Formative assessments are not new to the classroom, but their value has not diminished as new innovative practices steal the limelight. One factor that reduces the implementation of formative assessments in today’s classrooms is the time it takes to evaluate the data collected. Master teachers can informally check student understanding without even putting pen to paper, but these “pulse checks” often do not go beyond the teacher. The usefulness of these assessments comes not from helping students answer questions, but rather by informing instruction.
Why go digital?
With the widespread use of technology, we have broken down the barriers to global communication. Whether you are in the next room or the next country, instant access is not only available, but expected. We should have the same expectations in education. Teachers have long been isolated from one another by classrooms in supervision driven systems. New initiatives for common summative assessments strive to unite the separated instruction. Yet, they demand a consistency not supported by the antiquated school structure. One solution to this separation is digital formative assessments.
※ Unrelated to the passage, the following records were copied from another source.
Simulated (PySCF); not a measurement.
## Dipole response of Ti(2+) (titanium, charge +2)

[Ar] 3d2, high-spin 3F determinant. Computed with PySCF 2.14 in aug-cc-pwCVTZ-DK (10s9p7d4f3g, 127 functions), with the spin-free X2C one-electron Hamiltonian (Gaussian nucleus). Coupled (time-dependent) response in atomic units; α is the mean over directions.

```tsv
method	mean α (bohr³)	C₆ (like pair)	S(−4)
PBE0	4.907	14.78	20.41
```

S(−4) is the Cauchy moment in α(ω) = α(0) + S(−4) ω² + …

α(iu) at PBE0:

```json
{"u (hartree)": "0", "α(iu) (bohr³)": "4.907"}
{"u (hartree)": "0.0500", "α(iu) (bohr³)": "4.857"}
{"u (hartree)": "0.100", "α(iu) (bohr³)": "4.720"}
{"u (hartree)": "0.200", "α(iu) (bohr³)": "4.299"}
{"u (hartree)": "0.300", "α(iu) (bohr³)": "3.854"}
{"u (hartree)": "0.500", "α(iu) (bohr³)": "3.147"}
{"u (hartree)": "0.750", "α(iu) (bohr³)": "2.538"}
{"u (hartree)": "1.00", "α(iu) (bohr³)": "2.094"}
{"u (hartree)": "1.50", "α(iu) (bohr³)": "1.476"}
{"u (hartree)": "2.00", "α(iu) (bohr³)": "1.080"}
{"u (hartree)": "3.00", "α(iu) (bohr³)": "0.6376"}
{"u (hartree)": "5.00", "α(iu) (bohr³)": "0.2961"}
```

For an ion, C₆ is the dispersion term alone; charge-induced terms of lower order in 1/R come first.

By digitizing formative assessments, we can not only instantly check student performance, but also share our results with students, parents, and colleagues. No longer should the teacher be the keeper of the data. Instead, teachers can share findings to identify commonalities across forms of instruction, content areas, and even states.
How does it work?
The two internet-based systems I have tested – Socrative and Geddit – take advantage of the widespread availability of web-enabled devices already in student hands. In my district, the BYOD or Bring Your Own Device initiative has been a game changer for student use of technology. Environments like ours make the old student clicker systems irrelevant and exceedingly costly.
Both programs allow for development of assessments online through a teacher account. Teachers can use quick question formats to save time, but may also create their own quizzes within the system. Students gain access to quizzes through a course code or room number. Once students have joined the digital “classroom”, they are prompted to answer the teacher’s questions. In both Socrative and Geddit, teachers control administering the quiz. However, once the quiz is complete, the two programs begin to differ.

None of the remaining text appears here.